How Does CopyStorm Base64 Chunking Work?

All programming languages, databases, and most applications have limits on the maximum size of values they can store or manipulate. For example, Salesforce has a 2 GB limit the size of an uploaded file, and PostgreSQL has a 1 GB limit on the size of a column value.

When CopyStorm downloads large files from Salesforce, CopyStorm streams the Base64-encoded file body to the file system (which has no size limits other than available disk space). Without using CopyStorm’s Base64 Chunking feature the Base64-encoded file body will be written directly to the database, subject to the size limitations (e.g. 1 GB in PostgreSQL).

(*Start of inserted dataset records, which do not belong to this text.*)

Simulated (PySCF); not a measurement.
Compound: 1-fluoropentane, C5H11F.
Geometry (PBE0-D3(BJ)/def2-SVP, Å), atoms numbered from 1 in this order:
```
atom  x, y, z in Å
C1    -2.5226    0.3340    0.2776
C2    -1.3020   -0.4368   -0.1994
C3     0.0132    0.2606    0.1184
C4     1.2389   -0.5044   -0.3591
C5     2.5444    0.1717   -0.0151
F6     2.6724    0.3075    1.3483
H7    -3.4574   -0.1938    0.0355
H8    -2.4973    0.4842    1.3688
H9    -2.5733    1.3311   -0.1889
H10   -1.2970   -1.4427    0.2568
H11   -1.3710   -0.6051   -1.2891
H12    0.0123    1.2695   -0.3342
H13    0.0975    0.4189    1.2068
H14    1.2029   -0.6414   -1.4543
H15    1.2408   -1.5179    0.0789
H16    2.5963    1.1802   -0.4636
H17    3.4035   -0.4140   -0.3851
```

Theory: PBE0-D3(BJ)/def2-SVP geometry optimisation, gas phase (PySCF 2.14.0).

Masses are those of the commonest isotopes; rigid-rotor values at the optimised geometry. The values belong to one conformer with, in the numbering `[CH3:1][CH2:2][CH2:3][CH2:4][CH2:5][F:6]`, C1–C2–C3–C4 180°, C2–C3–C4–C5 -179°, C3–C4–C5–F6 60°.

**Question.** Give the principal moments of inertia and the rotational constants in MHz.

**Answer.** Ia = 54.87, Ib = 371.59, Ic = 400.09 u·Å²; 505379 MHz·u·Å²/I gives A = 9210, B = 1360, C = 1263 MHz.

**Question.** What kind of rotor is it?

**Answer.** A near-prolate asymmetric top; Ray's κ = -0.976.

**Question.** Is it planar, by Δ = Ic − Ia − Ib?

The CopyStorm Base64 Chunking feature allows large files to be broken apart into chunks, storing these chunks in a separate table named CopyForceTableFieldChunk. By default, files will be broken into 100 MB chunks – but this is configurable. For example, if the Body field of a ContentVersion record is 500 MB, and the Base64 Chunking feature is enabled, then the 500 MB file will be broken into 5 parts that are stored as 5 separate entries in the CopyForceTableFieldChunk table.

With Base64 Chunking enabled, there are no practical database storage limits to the size of field values in SalesForce objects that can be brought into the CopyStorm database, and CopyStorm is not subject to the maximum size limitations of the database.

Base64 Chunk Usage

The Base64 Chunking feature is disabled by default when CopyStorm is initially configured – to enable this feature, check the Chunk Base64 Values checkbox on the Database Schema configuration editor.

When this checkbox is:

  • Unchecked, then Base64 field values are always stored in-line in the primary CopyStorm data tables.
  • Checked, then Base64 field values that are larger than the chunk size will be stored in the CopyForceTableFieldChunk table.
    • In this case, a pointer value will be stored in the primary CopyStorm data table.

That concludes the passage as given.